May 08, 2013

On May 8, 2013, the U.S. District Court for the Southern District of New York issued its opinion and order in favor of firm client Chesapeake Energy Corporation, in its declaratory judgment action against Bank of New York Mellon Trust Company, the trustee for a $1.3 billion bond offering  – saving Chesapeake some $100 million in interest expense.

The complicated civil litigation went from initial complaint to trial in only six weeks.  Chesapeake sued BNY Mellon to challenge BNY Mellon’s determination that Chesapeake missed a contractual deadline to issue a notice exercising its right to redeem the $1.3 billion in notes at par.  Chesapeake wanted to redeem the notes at par so that it could refinance the $1.3 billion in debt and save approximately $100 million in interest expense, in net present value terms.

The firm initiated the action in the SDNY on March 8, 2013, to obtain a declaration that a notice issued by March 15, 2013 was “timely and effective” to effect a redemption at par.  Chesapeake also sought a declaration that if the notice was untimely, it would be deemed null and void and would not be effective to effect a redemption at a different, much higher “make-whole” price that would have cost Chesapeake an additional $400 million. 

On behalf of the client, the firm’s team requested a ruling before the May 13 redemption date specified in Chesapeake’s March 15 notice to redeem at par, and on March 19, Judge Paul Engelmayer agreed to try the case on that schedule.  After expedited discovery, the bench trial was held between April 23 and April 30.

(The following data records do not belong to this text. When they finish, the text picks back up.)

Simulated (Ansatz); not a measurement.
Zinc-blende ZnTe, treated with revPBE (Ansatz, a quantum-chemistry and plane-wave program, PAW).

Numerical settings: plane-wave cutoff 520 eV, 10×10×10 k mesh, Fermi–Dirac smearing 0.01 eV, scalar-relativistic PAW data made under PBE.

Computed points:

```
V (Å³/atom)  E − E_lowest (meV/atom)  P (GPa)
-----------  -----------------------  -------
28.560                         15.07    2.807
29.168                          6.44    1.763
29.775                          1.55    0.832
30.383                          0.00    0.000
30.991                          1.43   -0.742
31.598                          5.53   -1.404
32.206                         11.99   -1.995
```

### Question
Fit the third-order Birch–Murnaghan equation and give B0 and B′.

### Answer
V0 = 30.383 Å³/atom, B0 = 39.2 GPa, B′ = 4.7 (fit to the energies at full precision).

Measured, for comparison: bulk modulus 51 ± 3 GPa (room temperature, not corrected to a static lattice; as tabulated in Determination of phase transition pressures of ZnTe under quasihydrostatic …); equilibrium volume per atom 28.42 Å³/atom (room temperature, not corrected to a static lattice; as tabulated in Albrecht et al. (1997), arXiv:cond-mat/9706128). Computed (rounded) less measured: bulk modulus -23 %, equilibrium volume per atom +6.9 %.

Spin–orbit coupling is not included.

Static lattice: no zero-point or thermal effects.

The ruling is a complete victory for the firm’s client.  The Court held that the contract in question was "clear and unambiguous" in giving Chesapeake the right to issue a notice to redeem at par up until March 15.  The Court also held that even if the contract was not clear and unambiguous, extrinsic evidence demonstrated that the drafters intended for Chesapeake to have the right to give notice until March 15.  

Because the court adopted the firm’s position that the March 15 notice of redemption was timely and effective, it did not need to reach the question of whether the notice, if untimely, would effect a redemption at the higher "make-whole" price. 

The firm’s team on this matter was led by Partners Richard F. Ziegler and Stephen L. Ascher and included Partners Anthony S. Barkow and Tobias L. Knapp.